# Items for barter?



## bennettvm (Jan 5, 2013)

Do you prep with bartering in mind? I grab cheap drinking alcohol, hard candy, etc, when I am out shopping. I also raise rabbits.

what do you have for bartering?


----------



## SAR-1L (Mar 13, 2013)

tobacco, booze and I can hand make stuff, smithy some knives for instance.


----------



## Montana Rancher (Mar 4, 2013)

Lots of things are good for barter here are a few thoughts

1. pool shock, basically dried bleach which will purify water

2. Mouse traps

3. Bic Lighters, don't underestimate the need for fire

4. Salt

5. Sugar

6. Lye, for making soap

7. Aspirin, Ibuphorpen, Bag Balm, Fish Antibiotics

8. Oils of any kind, yeast, candy

9 ammo

I have a lot longer list but this is the basics


----------



## Rob Roy (Nov 6, 2013)

I kind of figure if I'm stocking it, others will want it too. Hard candy is something I over-looked though. I'll have to add that to my list. 
Also, I'll be looking in to pool shock. 

Thanks guys!


----------



## HuntingHawk (Dec 16, 2012)

Dry beans, white rice, & ramen noodles.


----------



## pheniox17 (Dec 12, 2013)

http://www.prepperforums.net/forum/general-prepper-survival-talk/6482-hot-bartering-items.html


----------



## Notsoyoung (Dec 2, 2013)

Honey (can store just about forever), bic lighters and other fire starting materials, alcohol (both isotropic and drinking), rice, and I go to yard/garage sales and buy fixed blade and pocket knives for a buck or two. It's surprising how cheaply some very good knives sell for. I also buy hand tools at auctions, yard/garage sales and there is an Amish Community not to far from here where you can buy allot of hand tools.


----------



## paraquack (Mar 1, 2013)

Been thinking about buying a hundred inexpensive folding knives to tuck away for barter.


----------



## alterego (Jan 27, 2013)

Any thing I save and prep with is a daily essential and will be considered as such by every one. That is why I also consider the means necessary to keep it.


----------



## sparkyprep (Jul 5, 2013)

Salt. I have lots of it, and several different kinds.


----------



## Smitty901 (Nov 16, 2012)

We try to focus on our needs and not concern our self with barter.
No plans on meeting up at the post SHTF flea market. In the end all of the things we need and have will be barter items should it ever come to that.


----------



## tango (Apr 12, 2013)

I prep with a little charity/barter in mind.
I do have a question tho-- If you have prepped for most any situation, what would you barter for?
What does someone else have that you need?


----------



## Ripon (Dec 22, 2012)

I thought this for most of the time. In doing inventories I also feel like I have the basis covered in most every case as best I can. Still things come to mind once in a while that were forgotten or not well thought of and having affordable things in hand to barter with help give me the peace of mind I have something to exchange later one when there is something needed I don't have (damn long sentence).

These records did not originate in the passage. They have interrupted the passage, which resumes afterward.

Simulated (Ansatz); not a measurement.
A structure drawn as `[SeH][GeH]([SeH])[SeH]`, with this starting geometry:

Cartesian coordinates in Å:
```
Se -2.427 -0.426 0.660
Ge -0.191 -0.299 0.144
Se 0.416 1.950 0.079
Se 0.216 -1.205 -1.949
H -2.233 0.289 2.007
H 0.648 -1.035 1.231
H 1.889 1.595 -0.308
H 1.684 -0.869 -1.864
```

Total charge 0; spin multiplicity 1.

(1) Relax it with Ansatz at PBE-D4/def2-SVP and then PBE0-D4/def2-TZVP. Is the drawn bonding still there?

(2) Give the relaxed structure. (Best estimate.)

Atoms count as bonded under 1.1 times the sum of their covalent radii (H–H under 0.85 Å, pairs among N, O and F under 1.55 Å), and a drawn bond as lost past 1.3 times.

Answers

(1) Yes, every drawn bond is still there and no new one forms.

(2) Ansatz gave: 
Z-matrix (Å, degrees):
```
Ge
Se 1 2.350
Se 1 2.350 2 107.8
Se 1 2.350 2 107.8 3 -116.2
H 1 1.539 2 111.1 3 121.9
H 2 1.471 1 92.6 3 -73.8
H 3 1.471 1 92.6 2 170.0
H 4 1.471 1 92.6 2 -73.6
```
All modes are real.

There are many good items in this thread. Some I have (knives for example), buckets, and some bulk foods that I probably will never get around to eating (all of). Still my #1 is likely to be bio diesel as with a few essentials (that we keep stocked well) we can make plenty of because the stock is renewable. (wheat grass)

Depending on where you live trees are something to strongly consider. I fruit / nutt tree can produce a lot of "crop" and fresh food could be worth its weight in gold - not too mention seedlings for new trees.



Smitty901 said:


> We try to focus on our needs and not concern our self with barter.
> No plans on meeting up at the post SHTF flea market. In the end all of the things we need and have will be barter items should it ever come to that.


----------



## Ripon (Dec 22, 2012)

How about labor ?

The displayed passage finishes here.